2007 U.S. Hotel Industry Outlook: An Optimistic But Cautionary Tale
By Clyde Guinn Senior Vice President, Stanford Hotels | April 01, 2010
All the lodging metrics appear to tell us that 2006 was a remarkable year for the industry. On average, room demand has steadily increased month over month and room rates and occupancy are up from 2005 - yielding a third consecutive year of revenue growth for U.S. hotels. And, it appears that each sector from full-service to limited has reaped the rewards.
Reflecting this bullish perspective, hotels were a hot investment commodity and everybody from large investment firms to small REITs snapped up properties in key markets this year. Moreover, new construction has been constrained by an exponential increase in development costs, thereby limiting future competition and increasing the equity of existing supply.
With such a rosy outlook it is easy to forget that industry performance is cyclical. Experience demonstrates that meteoric growth cannot be sustained and will eventually soften or even deflate. In addition, the country's economy has historically experienced a recession in the early part of each decade and clearly the lodging industry will be adversely affected in the likely event that history repeats itself.

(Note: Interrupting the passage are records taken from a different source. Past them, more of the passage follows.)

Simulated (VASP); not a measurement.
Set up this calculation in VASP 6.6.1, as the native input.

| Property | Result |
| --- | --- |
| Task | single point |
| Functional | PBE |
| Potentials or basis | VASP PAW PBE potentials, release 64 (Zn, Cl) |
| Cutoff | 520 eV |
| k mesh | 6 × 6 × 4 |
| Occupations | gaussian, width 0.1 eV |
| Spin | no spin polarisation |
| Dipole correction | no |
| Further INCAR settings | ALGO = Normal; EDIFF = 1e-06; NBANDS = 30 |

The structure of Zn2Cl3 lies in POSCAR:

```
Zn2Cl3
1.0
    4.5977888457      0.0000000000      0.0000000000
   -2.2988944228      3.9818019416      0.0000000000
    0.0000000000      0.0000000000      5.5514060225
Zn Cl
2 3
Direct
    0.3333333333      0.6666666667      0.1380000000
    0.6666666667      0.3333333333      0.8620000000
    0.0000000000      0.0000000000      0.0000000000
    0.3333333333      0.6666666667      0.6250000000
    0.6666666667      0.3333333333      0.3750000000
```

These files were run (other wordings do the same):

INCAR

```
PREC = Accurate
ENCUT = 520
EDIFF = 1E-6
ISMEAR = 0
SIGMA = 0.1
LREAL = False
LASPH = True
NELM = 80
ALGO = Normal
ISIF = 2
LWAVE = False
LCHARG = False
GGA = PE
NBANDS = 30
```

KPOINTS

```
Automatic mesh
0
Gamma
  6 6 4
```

And while we have learned a lot from 9/11, and are now better prepared, neither the country nor the industry is yet impervious to the damaging ripple effects of such a terrorist event. Another attack could once again severely limit the demand for lodging accommodations.
What does this mean for hotel owners and operators?
While capital is available during this peak in the cycle, we should now be investing, or re-investing, in our properties. Taking the time and money to upgrade our hotels now, particularly in the technology arena, will set us apart from competition and serve to fortify our portfolios when times are tough.